-
Notifications
You must be signed in to change notification settings - Fork 2.2k
Description
Description
The way we derive the logp for the graph in this test is not robust to non-lazy eval:
def test_ifelse_mixture_multiple_components():
rng = np.random.default_rng(968)
if_var = pt.scalar("if_var", dtype="bool")
comp_then1 = pt.random.normal(size=(2,), name="comp_true1")
comp_then2 = comp_then1 + pt.random.normal(size=(2, 2))
comp_then2.name = "comp_then2"
comp_else1 = pt.random.halfnormal(size=(4,), name="comp_else1")
comp_else2 = pt.random.halfnormal(size=(4, 4), name="comp_else2")
mix_rv1, mix_rv2 = ifelse(
if_var, [comp_then1, comp_then2], [comp_else1, comp_else2], name="mix"
)
mix_rv1.name = "mix1"
mix_rv2.name = "mix2"
mix_vv1 = mix_rv1.clone()
mix_vv2 = mix_rv2.clone()
mix_logp1, mix_logp2 = conditional_logp({mix_rv1: mix_vv1, mix_rv2: mix_vv2}).values()
assert_no_rvs(mix_logp1)
assert_no_rvs(mix_logp2)
fn = function([if_var, mix_vv1, mix_vv2], mix_logp1.sum() + mix_logp2.sum())
mix_vv1_test = np.abs(rng.normal(size=(2,)))
mix_vv2_test = np.abs(rng.normal(size=(2, 2)))
np.testing.assert_almost_equal(
fn(True, mix_vv1_test, mix_vv2_test),
sp.norm(0, 1).logpdf(mix_vv1_test).sum()
+ sp.norm(mix_vv1_test, 1).logpdf(mix_vv2_test).sum(),
)
mix_vv1_test = np.abs(rng.normal(size=(4,)))
mix_vv2_test = np.abs(rng.normal(size=(4, 4)))
np.testing.assert_almost_equal(
fn(False, mix_vv1_test, mix_vv2_test),
sp.halfnorm(0, 1).logpdf(mix_vv1_test).sum() + sp.halfnorm(0, 1).logpdf(mix_vv2_test).sum(),
)Specifically, what we do is split the ifelse with multiple variables into multiple nested ifelse.
So we end up with ifelse(if_var, comp_then1, comp_else_1) and ifelse(if_var, comp_then2, comp_else2)`.

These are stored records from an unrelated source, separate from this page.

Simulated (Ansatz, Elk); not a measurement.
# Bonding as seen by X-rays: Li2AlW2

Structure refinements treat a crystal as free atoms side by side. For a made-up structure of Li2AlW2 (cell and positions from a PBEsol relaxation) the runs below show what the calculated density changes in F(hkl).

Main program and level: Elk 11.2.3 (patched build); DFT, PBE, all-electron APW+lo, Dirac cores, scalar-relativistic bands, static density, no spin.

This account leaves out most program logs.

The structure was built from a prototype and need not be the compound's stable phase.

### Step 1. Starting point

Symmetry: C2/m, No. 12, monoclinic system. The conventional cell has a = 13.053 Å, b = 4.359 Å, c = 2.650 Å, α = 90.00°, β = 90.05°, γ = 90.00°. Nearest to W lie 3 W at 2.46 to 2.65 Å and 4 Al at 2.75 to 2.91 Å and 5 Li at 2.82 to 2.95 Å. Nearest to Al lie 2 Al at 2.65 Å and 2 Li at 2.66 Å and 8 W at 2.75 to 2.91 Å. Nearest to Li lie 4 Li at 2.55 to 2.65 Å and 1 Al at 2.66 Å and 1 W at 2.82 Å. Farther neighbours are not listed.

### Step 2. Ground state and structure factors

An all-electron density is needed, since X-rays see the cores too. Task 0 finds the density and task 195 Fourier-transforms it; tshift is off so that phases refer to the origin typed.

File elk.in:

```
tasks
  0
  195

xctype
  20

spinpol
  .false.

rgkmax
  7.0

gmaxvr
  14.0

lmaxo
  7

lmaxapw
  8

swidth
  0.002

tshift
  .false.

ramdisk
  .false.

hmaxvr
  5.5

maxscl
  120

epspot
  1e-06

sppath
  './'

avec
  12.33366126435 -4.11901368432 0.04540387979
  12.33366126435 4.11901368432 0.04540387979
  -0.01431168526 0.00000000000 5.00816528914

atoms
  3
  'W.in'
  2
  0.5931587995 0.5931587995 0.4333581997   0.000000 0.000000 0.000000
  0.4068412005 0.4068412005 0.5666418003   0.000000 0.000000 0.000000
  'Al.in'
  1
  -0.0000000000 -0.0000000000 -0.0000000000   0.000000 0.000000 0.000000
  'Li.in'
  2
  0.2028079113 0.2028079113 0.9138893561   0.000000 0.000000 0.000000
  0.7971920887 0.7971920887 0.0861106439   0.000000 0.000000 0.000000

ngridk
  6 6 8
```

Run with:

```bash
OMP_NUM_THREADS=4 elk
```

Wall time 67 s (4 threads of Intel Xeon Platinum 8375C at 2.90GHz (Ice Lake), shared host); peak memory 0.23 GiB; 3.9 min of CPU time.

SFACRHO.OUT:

Note that comp_then2 is a function of comp_then1. So far so good, but our rewrite makes it a function of the new ifelse, which can technically have as output comp_else1 which has an incompatible shape. In a non-lazy backend, ifelse evaluates both branches and then picks the one that the condition variable demands. This leads to a shape error in the last fn eval in the test.
A more robust approach is to respect the original compound of the ifelse, and define it's logp as a joint function of two RVs. The splitting into separate ifelse was for developer convenience, as it makes the logp function simpler. But we can handle it there instead, we just need to do something like stack does, as the "value" of one of the variables may be needed to compute the logp of the other (as is the case here).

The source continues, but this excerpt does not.